There appears to be some confusion about how partnerships are structured and managed, or what SEC documents mean. (Just because you are listed as an owner of shares does not mean you have a managerial role.)

Then on Friday, he mocked the journalistic convention that treated “SEC documents” (his scarequotes) as factual.

There is a journalistic convention that appears to place great weight on “SEC documents.” But these are public filings by companies, which usually means there are not great secrets hidden in them. The Fact Checker, in an earlier life covering Wall Street, spent many hours looking for jewels in SEC filings.

[snip]

We had examined many SEC documents related to Romney and Bain in January, and concluded that much of the language saying Romney was “sole stockholder, chairman of the board, chief executive officer, and president” was boilerplate that did not reveal whether he was actually managing Bain at the time. (For instance, there is no standard definition of a “chief executive,” securities law experts say, and there is no requirement for anyone to have any responsibilities even if they have that title.)

Trillions of dollars are traded based on what these documents say, but a purportedly respectable journalist who used to cover Wall Street says they’re just boilerplate.

Only, he didn’t used to say that.

As Kessler reminds his readers, he used to cover finance. So to see how he, as a finance reporter, treated SEC documents, I thought I’d review what he wrote during precisely the period Mitt’s corporate whereabouts are in such dispute, 1999 to 2002. Kessler covered finance at the WaPo from the time he moved there in 1998 until about May 2, 2002, when he started covering foreign affairs. Thus, Kessler stopped covering finance just weeks after the time Mitt resigned from the boards of Marriott and Staples (presumably Mitt’s severance deal with Bain was around the same time).

SEC filings, more SEC filings, and no boilerplate

It was an interesting time to cover finance, too. In addition to a slew of articles engaged in one-side, other-side journalism citing experts warning that Bush’s tax cuts might bring back deficit spending but Pete Domenici and Ari Flesicher saying they wouldn’t so he couldn’t really be sure, Kessler covered growing awareness about tax havens, the end of the Dot-Com bubble, the AOL Time-Warner merger, and Enron. And in a number of those stories he treated earnings reports and other SEC documents as transparent truth.

Kessler pointed to corporate earnings reports for a January 29,1999 story predicting the economy would begin to slow.

Corporate earnings are closely watched on Wall Street because, in a world of dreams, deals and wild bets, earnings are real; they are the equivalent of batting averages for baseball addicts. Corporate earnings also provide hints on the general direction of the economy, which is why some analysts remain downbeat about the economy in the coming year despite the string of positive earnings reports. [my emphasis]

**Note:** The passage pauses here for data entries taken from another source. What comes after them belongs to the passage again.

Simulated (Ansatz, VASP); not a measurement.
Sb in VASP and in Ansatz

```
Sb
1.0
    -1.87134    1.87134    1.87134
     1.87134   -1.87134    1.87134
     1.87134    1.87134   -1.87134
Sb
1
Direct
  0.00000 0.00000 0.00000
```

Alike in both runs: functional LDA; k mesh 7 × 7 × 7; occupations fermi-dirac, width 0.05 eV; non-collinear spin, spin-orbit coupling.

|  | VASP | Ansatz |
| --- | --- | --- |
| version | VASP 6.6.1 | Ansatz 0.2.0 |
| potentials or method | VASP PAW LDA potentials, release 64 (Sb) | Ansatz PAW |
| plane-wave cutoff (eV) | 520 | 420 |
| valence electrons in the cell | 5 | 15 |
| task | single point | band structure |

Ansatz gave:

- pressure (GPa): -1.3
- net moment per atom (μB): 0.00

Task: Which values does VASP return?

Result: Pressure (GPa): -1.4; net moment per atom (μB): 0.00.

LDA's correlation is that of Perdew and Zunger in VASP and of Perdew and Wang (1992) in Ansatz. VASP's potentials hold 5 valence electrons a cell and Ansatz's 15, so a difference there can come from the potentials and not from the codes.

And he looked at them in very close detail.

Individual corporate earnings reports also turn up nuggets of how companies have boosted their profits. Compaq Computer Corp., the world’s number two computer maker, said Wednesday that fourth-quarter earnings rose a better-than-expected 2.2 percent. Profits rose to 43 cents a share, compared with 42 cents in the same period of 1997. But tax credits from Compaq’s purchase of Digital Equipment Corp. last year significantly cut the company’s tax rate, boosting net income about 5 cents a share.

In a January 13, 2000 story explaining different estimates for the value of the AOL Time-Warner deal, Kessler reveals the WaPo was the only paper to look beyond stock price in its calculations; it included Time-Warner’s debt, presumably gleaned from SEC documents.

A February 2, 2002 piece purporting to confirm that Enron had not dodged taxes focused closely on SEC documents (a Congressional Joint Committee on Taxation determined Enron had, in fact, dodged taxes from 1996-1999).

A close review of Enron’s financial statements and interviews with tax specialists and accountants indicate that Enron also paid federal taxes because of what is called the alternative minimum tax. That is a separate tax system designed to ensure that most companies pay some tax when they earn a profit, no matter how many tax reduction techniques they use.

[snip]

Part of the problem in interpreting Enron’s tax payments is that a crucial detail appears only in a footnote to a footnote in the company’s annual report — and the language is vague. The footnoted item deals with the impact of the tax break for stock options. Accounting experts who examined the footnote disagreed on whether Enron’s reported figure of $112 million in 2000 taxes paid included the huge tax break for stock options exercised by employees. Citizens for Tax Justice believes it does not, which is why it calculates that Enron paid no taxes, an estimate that was first reported by the New York Times and widely publicized across the country.

But [Enron spokesperson Karen] Denne, after examining the issue at The Washington Post’s request, said the $112 million reported figure of federal taxes paid, on U.S. profits of $640 million, includes the deduction taken for stock options. The annual report says the company paid $29 million in federal taxes in 1999 after earning $357 million, and $30 million in 1998 on $197 million profit.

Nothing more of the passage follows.